I've been re-reading Rerum Novarum and Centesimus Annus in preparation for a presentation I'm giving at an upcoming conference on Human Ecology at CUA's School of Business and Economics. The late Fr. Ernest Fortin, political philosopher/theologian extraordinaire offers some keen analysis in volume 3 of Fortin's collected works, edited by Brian Benestad, Human Rights, Virtue, and the Common Good. The entire collection is worth reading and re-reading, as Fortin's comprehensive understanding of the tradition is much less common now, but for those of us particularly interested in the Catholic social teaching, volume 3 is a precious, untapped resource.
In his essay, "Sacred and Inviolable: Rerum Novarum and Natural Rights," Fr. Fortin applauds Pope Leo XIII's courageous insertion of the Church into the 'social question,' even as Fortin critiques what he takes to be an all too modern approach to questions concerning private property, the common good, and rights generally. Leo's attempt to synthesize these modern formulations with a more pre-modern return to "the nature and goals of civil society" is a difficult one, given the teleological starting point of the latter and the nonteleological starting point of the former.

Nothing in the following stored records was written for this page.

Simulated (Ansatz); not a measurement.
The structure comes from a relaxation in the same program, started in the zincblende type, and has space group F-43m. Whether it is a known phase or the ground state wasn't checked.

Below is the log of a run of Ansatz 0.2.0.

Here's a bit (find the entire essay online here):
In a nutshell, what the encyclical calls for is nothing short of a wholesale return to a premodern and by and large Thomistic understanding of the nature and goals of civil society, whose insights are brought to bear on the new situation created by the rise of capitalism and the socialist reaction to it. That alone would be enough to set Rerum novarum apart as a document of unique theoretical and historical importance. One thing is certain: its publication marks the spectacular reentry of the Church into an arena from which it had been excluded as a major player by the great intellectual and political events of the Enlightenment and its aftermath. The other side of the story, and it is no less fascinating than the first, is that in elaborating its program for the reform of society Rerum novarum resorts to a number of categories that are proper to modern thought and not easily squared with its basic Thomism. Two of these merit special consideration: the overwhelming emphasis on the naturalness of private property and the doctrine of natural rights.
---
[T]he teaching and the language of Rerum novarum stem from two distinct traditions, one premodern and the other modern. The first is teleological and stresses duties. It holds that human beings are naturally political and directed to some preestablished end in the attainment of which they find their perfection or happiness. The second is nonteleological and stresses rights. It denies that there is any supreme good to which human beings are ordered by nature and views them from the standpoint of their beginning or the passions by which most of them are habitually moved, namely, the desire for security, comfort, pleasure, and the various amenities of life. For the same reason, it denies that they are natural parts of a larger whole whose common good is superior to the private good of its individual parts. In the course of the discussion, I pointed to some of the difficulties involved in any attempt to blend the two approaches...Can the encyclical be said to have achieved a genuine synthesis?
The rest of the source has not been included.